Taiga Building Products Ltd.
Majority voting policy for election of directors
June 30, 2015
The board of directors (the “Board”) of the Company believes that each of its members should carry the confidence and support of its shareholders (each a “Shareholder” and collectively, the “Shareholders”) and is committed to upholding the highest standards in corporate governance. To this end, the Board has unanimously adopted this majority voting policy (the “Policy”). Future nominees for election to the Board will be asked to subscribe to this statement before their names are put forward.
Pursuant to this Policy, forms of proxy for the vote at a Shareholders’ meeting where directors are to be elected will enable the Shareholders to vote in favour of, or to withhold from voting, separately for each nominee. In an uncontested election of directors of the Company, each director should be elected by the vote of a majority of the shares represented in person or by proxy at any Shareholders’ meeting involving the election of directors. If any director nominee receives a greater number of votes “withheld” from his or her election than votes “for” such election (a “Majority Withheld Vote”), that director shall promptly submit his or her resignation to the Chair of the Board for consideration following the meeting. In this Policy, an “uncontested election” means a meeting at which the number of directors nominated for election is equal to the number of Board seats available.

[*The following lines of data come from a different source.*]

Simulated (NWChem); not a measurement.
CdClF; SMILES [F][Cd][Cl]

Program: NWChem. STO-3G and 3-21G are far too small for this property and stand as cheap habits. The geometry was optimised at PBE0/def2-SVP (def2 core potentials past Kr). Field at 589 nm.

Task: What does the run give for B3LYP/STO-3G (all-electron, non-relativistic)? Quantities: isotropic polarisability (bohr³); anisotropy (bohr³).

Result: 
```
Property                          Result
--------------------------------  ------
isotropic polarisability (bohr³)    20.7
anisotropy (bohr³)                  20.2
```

The Board shall consider the offer of resignation and shall determine whether or not to accept it. Any director who tenders his or her resignation pursuant to this Policy shall not participate in any meeting of the Board where the Board to determine whether his or her resignation shall be accepted.
In its deliberations, the Board will consider all factors deemed relevant by the members of the Board including, without limitation, the stated reasons why Shareholders “withheld” votes from the election of that nominee, the length of service and the qualifications of the director whose resignation has been tendered, the effect such resignation may have on the Company’s ability to comply with any applicable corporate or securities laws, including the Company’s by-laws or any applicable governance rules and policies, whether such resignation would result in a violation of a contractual provision by the Company, and if it is not in the best interests of the Company at this time in terms of continuing to be a going concern.
The Board shall act on its decision within 90 days following the applicable meeting and shall promptly disclose, via press release, its decisions whether to accept the director’s resignation offer after considering and evaluating the factors considered by the Board and any other relevant factors. The Board will be expected to accept the resignation except in situations where exceptional circumstances would warrant the director to continue to serve on the Board. If the Board declines to accept the resignation, it will include in the press release the reasons for its decision.
If a resignation is accepted, the Board may, in accordance with the Business Corporations Act (British Columbia) and the Company’s articles and previously-passed Shareholders’ resolutions, appoint a new director to fill any vacancy created by the resignation or reduce the size of the Board, within the minimum and maximum number of directors fixed under the Company’s articles.
If a sufficient number of the Board members receive a Majority Withheld Vote in the same election such that the Board no longer has a quorum, then the independent directors shall form a committee amongst themselves to consider the resignation offers and determine whether to accept them. However, if the only directors who do not receive a Majority Withheld Vote in the same election do not constitute a quorum for a Board meeting, all directors may participate in the determination of whether or not to accept the resignation offers.
In the event that any director who received a Majority Withheld Vote does not tender his or her resignation in accordance with this Policy, he or she will not be re-nominated by the Board.
The Board may adopt such procedures as it sees fit to assist in its determinations with respect to this Policy.